Today we turned 7 billion people on the earth. When I grew up in the 1980s, I remember we talked about turning 5 billion people. A magical number that made us learn about the world population in several weeks in school; discussing and drawing more or less successful children sketches of our multi-cultural and common world. My father has seen the world population triple fold in his life time; In 1940 there were 2,3 billion world citizens according to UN. UN estimates that the growth rate will now decline some, but still we will probably turn 9 billion people in 2050. What does these figures imply for manufacturing industries worldwide?
First, more people implies more consumer demand. With population growth, businesses can continue growth even in mature industries. The map above gives a good indication of where the growth markets are located. The downside is that more consumer demand also implies increased competition. Thus, the only way forward is still continuous improvement to beat off competition.
Second, more people implies more human resources to literally exploit. Statistically speaking, more people implies more poor people who will do anything for a job. This will certainly be exploited both by corporations and consumers world-wide – not because people are inherently evil – but because the systems we have today allow for, and partly encourage, such behavior.
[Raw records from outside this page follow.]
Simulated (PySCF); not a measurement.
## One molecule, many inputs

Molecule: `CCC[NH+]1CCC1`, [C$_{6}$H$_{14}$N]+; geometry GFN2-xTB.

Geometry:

In conclusion, companies must do two things, consumers one thing, and political institutions one thing: Companies must continue improving their operations to stay in the market place, and they must acknowledge that the importance of corporate social responsibility (CSR) is increasing alongside the population growth. But business also need help from conscious consumers and public institutions. There is a clear need to build more transparency into supply chains, to support corporate social responsibility initiatives, so that end-consumers can take informed choices about the products and services they decide to buy. The technology is available, but the hard thing remains: How to build values and moral into our corporate return systems on a world-wide basis.